Towards a degenerate gas of bosonic molecules

Ultracold molecules typically have short lifetimes due to inelastic collisions, motivating recent efforts to engineer repulsive barriers between molecules. Microwave shielding of both bosonic and fermionic molecules has been demonstrated and has enabled the creation of degenerate polar molecular gases [1–3]. In parallel, static electric fields have been used to shield fermionic molecules [4]. Here, we apply a static electric field to bosonic NaRb molecules above a Förster resonance and observe a dramatic suppression of two-body loss. In this regime, molecules thermalize sufficiently rapidly to allow evaporative cooling. Using evaporative cooling, we increase the molecular phase-space density by more than an order of magnitude. However, theoretical considerations suggest that the system will ultimately be limited by three-body loss due to the presence of a bound state [5]. To overcome this limitation and reach molecular degeneracy, we propose a scheme that combines a microwave field with a static electric field above the Förster resonance to suppress three-body loss. Notably, this shielding method is insensitive to the polarization of the microwave field.
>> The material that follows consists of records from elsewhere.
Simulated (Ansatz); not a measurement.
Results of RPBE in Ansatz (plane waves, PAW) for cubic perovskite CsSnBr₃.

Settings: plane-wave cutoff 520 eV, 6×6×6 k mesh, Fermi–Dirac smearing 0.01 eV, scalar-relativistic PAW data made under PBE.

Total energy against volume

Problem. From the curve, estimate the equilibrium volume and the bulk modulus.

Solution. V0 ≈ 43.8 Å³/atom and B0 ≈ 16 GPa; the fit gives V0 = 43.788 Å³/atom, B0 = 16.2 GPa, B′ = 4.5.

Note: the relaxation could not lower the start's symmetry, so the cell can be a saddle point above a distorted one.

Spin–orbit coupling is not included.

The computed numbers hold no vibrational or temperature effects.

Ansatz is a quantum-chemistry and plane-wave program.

[1] Bigagli, N. et al. Nature 631, 289-293 (2024).

[2] Shi, Z. et al. arXiv:2508.20518.

[3] Schindewolf, A. et al. Nature 607, 677-681 (2022).

[4] Li, JR. et al. Nat. Phys. 17, 1144-1148 (2021).

[5] Mukherjee, B. and Hutson J. M., Controlling collisional loss and scattering lengths of ultracold dipolar molecules with static electric fields. Phys. Rev. Research 6, 013145 (2024).